I love Muddy Waters, but I don’t like swimming in them.

I love Muddy Waters, but I don’t like swimming in them.

I love Muddy Waters, but I don’t love swimming in them. Ever get sick from surfing in dirty ocean water? I have. Plenty of times. New Jersey surfers know that all too well. According to NY/NJ Riverkeeper (“Keeper”), more than some 23 million gallons of raw sewage and polluted storm water is discharged by combined sewage overflows or “CSOs” into New Jersey ocean waters each year. Maybe it’s because New Jersey courts give too much deference to the New Jersey Department of Environmental Protection (DEP).

That’s why Keeper and Hackensack Riverkeeper, collectively the “Keepers,” sued the New Jersey DEP to revoke its general permit. Without getting into the legal weeds, the permit basically allows a certain amount of untreated sewage to spill into streams and rivers when a city’s “combined sewage system,” which puts together both treated and untreated sewage, can’t handle the overflow during heavy rainfall and snow melt. Normally, all of this dirty stuff gets sent to publicly owned treatment plants.

Even though the permits for the municipalities issued by the DEP had expired, both the trial court – and the appellate court – ruled that the DEP had more, not less, discretion to allow overage polluting by these cities when they were out of permit.

This doesn’t make sense.

That’s why the Keepers have sought to appeal the appellate court’s decision to the Supreme Court of New Jersey. Now, for that to go forward, the Supreme Court needs to grant the appeal. It should.

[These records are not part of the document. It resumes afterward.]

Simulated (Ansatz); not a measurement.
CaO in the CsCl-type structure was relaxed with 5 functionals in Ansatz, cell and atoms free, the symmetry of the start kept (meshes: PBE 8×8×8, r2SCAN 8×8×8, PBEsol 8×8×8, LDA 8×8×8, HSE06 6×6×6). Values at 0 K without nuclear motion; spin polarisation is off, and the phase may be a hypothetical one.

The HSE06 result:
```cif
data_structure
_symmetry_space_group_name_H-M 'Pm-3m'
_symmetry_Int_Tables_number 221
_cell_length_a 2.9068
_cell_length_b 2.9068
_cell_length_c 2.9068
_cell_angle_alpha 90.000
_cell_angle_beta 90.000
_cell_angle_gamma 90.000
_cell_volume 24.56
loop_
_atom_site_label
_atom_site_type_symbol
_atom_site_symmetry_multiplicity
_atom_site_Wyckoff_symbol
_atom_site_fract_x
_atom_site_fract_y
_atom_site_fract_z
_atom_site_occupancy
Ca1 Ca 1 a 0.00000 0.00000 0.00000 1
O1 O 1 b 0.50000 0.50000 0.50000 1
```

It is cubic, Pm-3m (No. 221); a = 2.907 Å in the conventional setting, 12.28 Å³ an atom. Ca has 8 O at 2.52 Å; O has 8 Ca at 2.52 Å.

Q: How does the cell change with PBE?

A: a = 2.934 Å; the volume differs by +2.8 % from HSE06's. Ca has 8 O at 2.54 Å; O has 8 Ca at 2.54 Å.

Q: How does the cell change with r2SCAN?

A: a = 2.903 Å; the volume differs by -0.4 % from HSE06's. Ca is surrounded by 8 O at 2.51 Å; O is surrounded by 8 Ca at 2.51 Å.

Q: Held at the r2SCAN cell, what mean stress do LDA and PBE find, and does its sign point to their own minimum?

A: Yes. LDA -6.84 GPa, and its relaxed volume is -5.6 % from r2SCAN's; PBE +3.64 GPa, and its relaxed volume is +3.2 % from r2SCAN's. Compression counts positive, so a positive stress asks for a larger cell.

Even if someone reading this agrees with the substance of what the New Jersey EPA did, it seems to be illogical for a court to grant greater deference to an administrative body to interpret expired permits. It would seem that the deference should be less, not greater.

It is in other areas of the law. If you license music but go beyond the license, your are infringing the copyright of the music unless you have a defense. If you go beyond the scope of an easement for use of property, you are normally a trespasser. In short, the scrutiny is normally greater when a permit or license has expired, not less.

The same should be true here. It seems the only reason why that is not so is that many courts are now increasingly giving more deference to governmental agencies and the executive branch in general – both on the state and federal levels. Even if you agree with this deference on certain occasions, like when the U.S. Supreme Court upheld the President’s health care plan (a.k.a. “ObamaCare”), it can boomerang on other occasions like here – where New Jersey courts allow unhealthy pollution to occur and protect it under the guise of “administrative deference.”

This can be very dangerous. My buddy who surfs the muddy waters off the Jersey shore knows this all too well.